Buxton Books is excited to be the booksellers for the Charleston Horticulture Society’s October Talk featuring Virginia Beach.

About Virginia Beach:

Virginia Beach writes for numerous publications on the subjects of plantation history and land conservation. She has served on the staffs of The Nature Conservancy, the Lowcountry Land Trust and the South Carolina Sea Grant Consortium, as well as on the national editorial board of Saving Land. A native of Richmond, she earned a B.A. in English from the University of Virginia and served for two years as a Peace Corps volunteer in East Africa.

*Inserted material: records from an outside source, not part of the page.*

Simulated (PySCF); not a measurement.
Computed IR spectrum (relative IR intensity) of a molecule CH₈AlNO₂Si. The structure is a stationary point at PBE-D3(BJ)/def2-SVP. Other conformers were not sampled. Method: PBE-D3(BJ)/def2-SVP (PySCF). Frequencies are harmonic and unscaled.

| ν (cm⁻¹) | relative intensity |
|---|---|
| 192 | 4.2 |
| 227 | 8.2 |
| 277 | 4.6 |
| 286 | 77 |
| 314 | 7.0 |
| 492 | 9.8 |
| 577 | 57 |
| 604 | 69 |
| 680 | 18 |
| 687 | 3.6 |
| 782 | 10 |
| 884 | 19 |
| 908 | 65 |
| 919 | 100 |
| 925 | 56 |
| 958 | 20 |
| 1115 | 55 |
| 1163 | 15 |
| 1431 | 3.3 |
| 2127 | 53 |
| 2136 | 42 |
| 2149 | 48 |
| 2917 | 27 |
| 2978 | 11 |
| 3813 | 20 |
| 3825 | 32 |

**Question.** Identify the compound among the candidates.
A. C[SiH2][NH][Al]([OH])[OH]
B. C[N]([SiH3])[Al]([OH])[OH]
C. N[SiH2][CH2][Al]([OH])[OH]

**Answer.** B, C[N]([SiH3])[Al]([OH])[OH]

Virginia’s first book, Medway, a history of a Cooper River rice plantation was followed by Rice & Ducks: The Surprising Convergence that Saved the Carolina Lowcountry. It chronicles the land conservation movement of Lowcountry South Carolina and won the 2015 Independent Publisher’s gold medal for best southeastern nonfiction. Virginia and her husband, Dana Beach – who founded the Coastal Conservation League in 1989 – are avid birders and nature enthusiasts, having lived in Charleston for nearly four decades and raised their two children there. In 2019, they collaborated to write a history of the Conservation League titled, A Wholly Admirable Thing: Defending Nature and Community on the South Carolina Coast.

About American Landmark:

Home of a  Declaration signer and a First Continental Congress president, Middleton  Place also was the residence for hundreds of enslaved men, women and  children. As the new man in charge, Duell’s challenge was to preserve  the history contained in the houses and lands of his forebears, while  also making them sustainable, relevant and accessible for future  generations of all Americans. Affirming Ralph Waldo Emerson’s thesis  that ‘there is properly no history, only biography,’ American Landmark weaves  together myriad biographical stories, introducing the reader to an  array of protagonists — both White and Black — who shaped this iconic  place and were shaped by it.